Back to Table of Contents

Background

Sometime around 1965 a survey was conducted where students at a certain university were asked the following question. “Do you think that some racial and religious groups should be prevented from living in certain sections of cities?” A summary of their response are recorded in the following table. The region of the United States that the student respondent was from was also recorded.

Region Agree Undecided Disagree
East 89 79 297
Midwest 118 130 350
South 241 140 248
West 37 59 197
discrim <- matrix(c(89,79,297,118,130,350,241,140,248,37,59,197), ncol = 3, byrow = T)
colnames(discrim) <- c("Agree","Undecided","Disagree")
rownames(discrim) <- c("East","Midwest","South","West")


Questions & Hypotheses

For my chi-squared test, I will ask the question:

Is there an association between region and discrimination?

The hypotheses of this Chi-squared Test are written as:

\[ H_0: \text{Region and discrimination are independent.} \] \[ H_a: \text{Region and discrimination are associated (not independent).} \]

The level of significance is:

\(α=0.05\)


Analysis

I will use a Chi-squared Test to determine their association

chi.discrim <- chisq.test(discrim)
pander(chi.discrim)
Pearson’s Chi-squared test: discrim
Test statistic df P value
125 6 1.476e-24 * * *

The P-Value of the test appears to be \(1.476e-24\), which gives us sufficient evidence to reject the null hypothesis.

Now it is time to see if this test is appropriate. All expected counts must be greater than 5. Then we can say that the requirements to run a Chi-Squared test are met.

pander(chi.discrim$expected > 5)
  Agree Undecided Disagree
East TRUE TRUE TRUE
Midwest TRUE TRUE TRUE
South TRUE TRUE TRUE
West TRUE TRUE TRUE

Now I can create a barplot to help us visualize the data. We see that there is a relationship between region and opinion, also taking into account the p-value. From the plot, we are able to see that the East, Mid-West, and West have a similar pattern, as stated above. Although, we see that the South has about an even opinion of agreeing and disagreeing.

barplot(t(discrim), beside=TRUE, legend.text=TRUE, args.legend = list(x="topright", bty = "n"),xlab="Region", ylab="Number",main="Should Religion and Race Be Prevented In Certain Sections of Cities", col=c("red","blue","green"))


Interpretation

To interpret this test even further we need to look at the Pearson Residuals. We can see that the, from the South, we expected them to disagree with the opinion, but they were highly agreed. Taking into consideration the time and location when this study was done, it is to be expected with all of the segregation and unequal rights that were prevalent in the United States, and especially the South.

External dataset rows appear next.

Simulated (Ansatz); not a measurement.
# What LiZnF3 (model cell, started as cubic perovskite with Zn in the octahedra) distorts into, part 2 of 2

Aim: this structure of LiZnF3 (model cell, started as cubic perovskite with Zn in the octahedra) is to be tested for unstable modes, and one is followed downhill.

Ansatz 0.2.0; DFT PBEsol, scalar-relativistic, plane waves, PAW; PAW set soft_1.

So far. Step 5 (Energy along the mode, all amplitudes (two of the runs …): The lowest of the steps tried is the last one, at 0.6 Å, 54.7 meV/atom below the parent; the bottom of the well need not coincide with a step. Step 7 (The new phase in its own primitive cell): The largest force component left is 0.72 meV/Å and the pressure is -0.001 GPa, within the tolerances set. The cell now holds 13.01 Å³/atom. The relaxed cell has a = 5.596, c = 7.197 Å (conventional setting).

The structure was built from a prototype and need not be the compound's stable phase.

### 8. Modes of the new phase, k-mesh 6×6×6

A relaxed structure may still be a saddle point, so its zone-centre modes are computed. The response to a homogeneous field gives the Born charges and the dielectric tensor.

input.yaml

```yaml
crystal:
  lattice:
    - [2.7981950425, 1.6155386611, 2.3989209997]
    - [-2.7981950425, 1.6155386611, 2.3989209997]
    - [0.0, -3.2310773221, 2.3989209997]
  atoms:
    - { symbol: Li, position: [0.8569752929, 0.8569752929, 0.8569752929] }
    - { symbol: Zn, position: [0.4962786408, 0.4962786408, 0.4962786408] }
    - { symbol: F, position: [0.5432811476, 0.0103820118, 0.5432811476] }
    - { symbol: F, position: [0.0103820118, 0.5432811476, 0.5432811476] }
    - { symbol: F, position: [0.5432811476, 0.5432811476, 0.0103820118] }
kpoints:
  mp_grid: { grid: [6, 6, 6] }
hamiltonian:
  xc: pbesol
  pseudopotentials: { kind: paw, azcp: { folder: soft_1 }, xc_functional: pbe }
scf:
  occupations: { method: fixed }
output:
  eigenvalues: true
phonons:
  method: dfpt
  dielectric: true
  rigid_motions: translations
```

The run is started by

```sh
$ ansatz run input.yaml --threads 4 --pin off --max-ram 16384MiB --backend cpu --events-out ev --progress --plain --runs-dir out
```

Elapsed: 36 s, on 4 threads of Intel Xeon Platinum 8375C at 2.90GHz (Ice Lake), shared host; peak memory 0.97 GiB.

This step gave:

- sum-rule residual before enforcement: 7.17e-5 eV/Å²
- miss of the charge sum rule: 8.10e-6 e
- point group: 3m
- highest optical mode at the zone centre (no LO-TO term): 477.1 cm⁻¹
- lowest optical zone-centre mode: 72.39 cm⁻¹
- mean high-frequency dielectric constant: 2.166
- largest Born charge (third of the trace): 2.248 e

pander(chi.discrim$residuals)
  Agree Undecided Disagree
East -2.309 -1.696 2.575
Midwest -2.326 0.6392 1.159
South 7.043 0.9423 -5.27
West -4.088 -0.1577 2.821
barplot(chi.discrim$residuals, beside=TRUE, legend.text = TRUE, args.legend = list(x="topright", bty="n"), col=c("red","blue","green"))

barplot(t(chi.discrim$residuals), beside=TRUE, legend.text = TRUE, args.legend = list(x="topleft", bty="n"), col=c("red","blue","green"))

As we look at the two plots above, we can conclude that the South has about an even opinion of agreeing and disagreeing in regards to discrimination, while the undecided is close to what we were expecting. Looking at the West, we can conclude that they had the most drastic differences between the opinions. From the plots, we can see that the West has the least number of agreeing opinion, which can lead us to conclude that the West is most likely one of the most accepting and non-discriminatory regions in the United States. Overall, the West has the least amount that agrees to discrimination while the South had the highest amount of the agreeing opinion, which concludes that discrimination is most prevalent in the South.